Still, there will need to be significant improvement defensively over the final few weeks of the regular season. The Bruins have been relying far too heavily on Tuukka Rask of late, including in games against Ottawa, Tampa Bay, and even in their loss to Washington, in which Rask made 36 saves.

The Bruins need to bounce back from those performances. And Krug believes they’re equipped to do so.

“Sometimes things just don’t go your way,” Krug said. “For us to overcome those things is very important. Within a playoff series, that becomes vital. With your life on the line, within a game, within a series, there’s going to be a lot of things that go wrong. It’s not just going to be one or two things. It’s something that we have to sort out as a group, and that’s why I think playing in these games right now is extremely beneficial.”


On Sunday, Krug saw time with both power-play units, replacing Reilly Smith on the second unit. Smith saw just 34 seconds of total power-play time, with Krug leading the team at 5:37.

Smith, who has just 1 point in the last seven games, played just 11:26. That’s only the second time this season that he has seen fewer than 12 minutes of ice time and the third at fewer than 13.

He played 11:10 at Philadelphia on Jan. 10 and 12:39 at Montreal on Oct. 16.

“Just the way things worked out,” Krug said.

Smart move

With Gregory Campbell donning a shield after taking a puck to the eye last Thursday, that’s one fewer Bruin who doesn’t have some sort of eye protection, at least for now. It’s the way the league is going, with all players coming up now required to wear them.

In Julien’s mind, despite what he did as a player, it’s a smart move.
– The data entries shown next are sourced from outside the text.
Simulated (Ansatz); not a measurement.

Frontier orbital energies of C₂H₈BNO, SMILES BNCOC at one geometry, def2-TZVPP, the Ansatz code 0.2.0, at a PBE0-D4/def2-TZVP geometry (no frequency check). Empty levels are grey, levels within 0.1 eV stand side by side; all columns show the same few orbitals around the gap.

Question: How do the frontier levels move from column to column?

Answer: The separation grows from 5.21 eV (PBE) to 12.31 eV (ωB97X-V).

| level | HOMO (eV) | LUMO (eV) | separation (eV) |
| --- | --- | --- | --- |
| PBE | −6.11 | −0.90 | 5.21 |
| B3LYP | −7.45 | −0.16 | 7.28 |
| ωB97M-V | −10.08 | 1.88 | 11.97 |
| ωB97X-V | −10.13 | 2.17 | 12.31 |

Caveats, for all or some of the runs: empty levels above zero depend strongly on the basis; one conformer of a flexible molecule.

“I’m one of the proponents that believes it should be worn if you’re used to it,” Julien said. “Eyes are such an important part of your body that you need those, and to protect them is a great thing.

“I also understand — I was in that group of guys that never wore one. When I did with a few injuries, I really felt uncomfortable. So it’s getting used to it. Maybe [Campbell’s] been out of that for a while, but at the same time you’ve got to make those decisions. Hopefully before we know it, most players will be wearing them.”